MAXWELL AIR FORCE BASE, Ala. -- To prepare for the rigors and dangers of space travel, astronauts attend different training scenarios at facilities all over the world.
Some are highly specialized, immersive environments such as underwater tanks containing full mock ups of the international space station to practice functioning in weightless environments. There are also facilities used by others that can be repurposed to suit the astronauts' needs.
Maxwell Air Force Base's Squadron Officer College Project X leadership reaction course and the Vigilant Warrior training complex here are two facilities that Peggy Whitson, the NASA Johnson Space Center in Houston training lead for astronaut expeditionary skills, sought out to provide a unique training opportunity for its astronauts.
Designed to develop leadership skills, the LRC and vigilant warrior field exercises are a series of obstacle course challenges that students attending schools on Maxwell Air Force Base, Ala., go through as teams.
The training was modified over the course of a year to fit the astronauts' training needs in a coordinated effort between NASA and the Academy of Military Science here on Maxwell AFB, said Lt. Col. Reid Rasmussen, the AMS commander.
Six American and international astronauts participated in training events at the LRC, and the VWTC here, March 3-5.
"The way we ran the LRC for NASA is very different than how we would run it for our students," Rasmussen said. "They are more highly trained and come with a much broader skill set than your average lieutenant shows up with."
The events were designed to provide the astronauts with unique training opportunities based on requirements provided by NASA. The exercise pitted the astronauts against a specific obstacle goal to be achieved within a time limit and under a specific set of rules.
They combined a set of physical and mental challenges to test the astronauts' core leadership training requirements. The astronauts had to scale walls and climb ropes, cross wide gaps with ropes and transport simulated wounded people, all while staying in a safe zone to achieve their goals. To make the situation more challenging some of the exercises cut off their ability to communicate.
"We worked together in coming up with a scenario that would allow us to practice some more skills that give us a more extended duration working together," Whitson said.

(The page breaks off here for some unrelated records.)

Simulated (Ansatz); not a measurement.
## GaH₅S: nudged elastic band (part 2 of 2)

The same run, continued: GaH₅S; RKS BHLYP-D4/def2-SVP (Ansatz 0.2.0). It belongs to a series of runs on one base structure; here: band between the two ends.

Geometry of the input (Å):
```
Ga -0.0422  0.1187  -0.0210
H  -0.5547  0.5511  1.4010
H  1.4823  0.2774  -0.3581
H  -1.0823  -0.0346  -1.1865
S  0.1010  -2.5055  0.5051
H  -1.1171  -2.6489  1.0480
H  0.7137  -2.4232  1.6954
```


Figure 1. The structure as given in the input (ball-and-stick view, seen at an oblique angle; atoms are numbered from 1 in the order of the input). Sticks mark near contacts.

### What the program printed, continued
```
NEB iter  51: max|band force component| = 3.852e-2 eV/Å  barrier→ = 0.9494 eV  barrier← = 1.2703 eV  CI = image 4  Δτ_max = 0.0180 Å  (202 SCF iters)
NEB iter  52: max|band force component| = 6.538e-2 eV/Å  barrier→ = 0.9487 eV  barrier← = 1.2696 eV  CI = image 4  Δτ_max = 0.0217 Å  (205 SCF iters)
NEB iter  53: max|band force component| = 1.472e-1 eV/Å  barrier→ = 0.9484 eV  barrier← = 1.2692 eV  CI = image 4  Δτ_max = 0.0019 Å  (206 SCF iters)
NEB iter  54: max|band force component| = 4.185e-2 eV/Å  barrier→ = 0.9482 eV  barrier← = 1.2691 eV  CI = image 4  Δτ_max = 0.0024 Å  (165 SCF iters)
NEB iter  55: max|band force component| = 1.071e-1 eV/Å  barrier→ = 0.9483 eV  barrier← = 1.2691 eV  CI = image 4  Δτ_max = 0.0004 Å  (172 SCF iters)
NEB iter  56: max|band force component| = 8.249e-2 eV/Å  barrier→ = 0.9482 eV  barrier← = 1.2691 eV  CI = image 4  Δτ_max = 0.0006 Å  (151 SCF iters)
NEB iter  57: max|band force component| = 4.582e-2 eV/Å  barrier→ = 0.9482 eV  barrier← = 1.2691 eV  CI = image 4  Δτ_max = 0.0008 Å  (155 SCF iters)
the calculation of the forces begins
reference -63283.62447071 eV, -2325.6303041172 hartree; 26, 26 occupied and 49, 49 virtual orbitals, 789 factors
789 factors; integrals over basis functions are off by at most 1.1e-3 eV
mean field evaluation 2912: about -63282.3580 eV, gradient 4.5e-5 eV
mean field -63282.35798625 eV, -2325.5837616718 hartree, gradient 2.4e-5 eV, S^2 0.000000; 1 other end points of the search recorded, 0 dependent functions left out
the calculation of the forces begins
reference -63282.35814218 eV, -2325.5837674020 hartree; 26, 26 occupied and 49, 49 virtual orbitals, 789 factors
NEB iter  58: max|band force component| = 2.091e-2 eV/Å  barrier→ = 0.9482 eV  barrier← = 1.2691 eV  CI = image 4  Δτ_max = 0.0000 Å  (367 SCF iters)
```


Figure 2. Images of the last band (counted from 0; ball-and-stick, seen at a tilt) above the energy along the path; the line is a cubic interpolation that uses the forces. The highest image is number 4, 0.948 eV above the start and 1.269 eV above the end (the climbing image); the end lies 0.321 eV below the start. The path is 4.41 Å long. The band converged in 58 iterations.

While there is an established way of solving an obstacle, the central theme of the training was an emphasis on team work and intercommunication in unfavorable circumstances.
"It was a very positive experience, putting us in a situation where we don't have the solutions," said Maj. Jeremy Hansen, a Royal Canadian air force astronaut. "These specific skill sets don't apply to our job of flying in space, but what really applies to our job is how six of us are going to live together in a tin can for six months and make sure that we operate in a very deadly environment and communicate all the things that are very important. If you get them wrong, there are significant prices to be paid."
Throughout the day, some of the exercises were designed to illustrate the difficulty of an inability to communicate and encouraged the astronauts to find alternatives.
"Clear, concise, but effective communication is very important'" Whitson said. "Learning how to read accurate information back to ground so you can get the job done, particularly in a less than nominal situation is very important."
An environment like the International Space Station, where people from all over the world with different cultures and languages come together to accomplish a specific mission requires the astronauts to be able to easily adapt to new people and group dynamics, Whitson said.
"It is imperative for us to develop the skill set and understanding of how to work with someone else, and it's important to be able to adapt easily to a new group of people and to know what techniques you might try differently to get the group to bond together and to build a stronger team."
After the LRC, the astronauts went to the VWTC site, where they spent a night out in the southern wild, where they built a shelter and set up communications equipment. The AMS instructors provided them with distractors and inputs to constantly test their ability to operate in a high stress environment.
"Our instructor core gets to grow out this experience," Rasmussen said. "Just getting outside of your comfort zone as an instructor to broaden some of the things that we are allowing them to do is a way to make our instructors think a little bit more, be ready to debrief something they not have ever seen before. It's definitely beneficial to both sides. We just want to be a good partner and support NASA as they need it."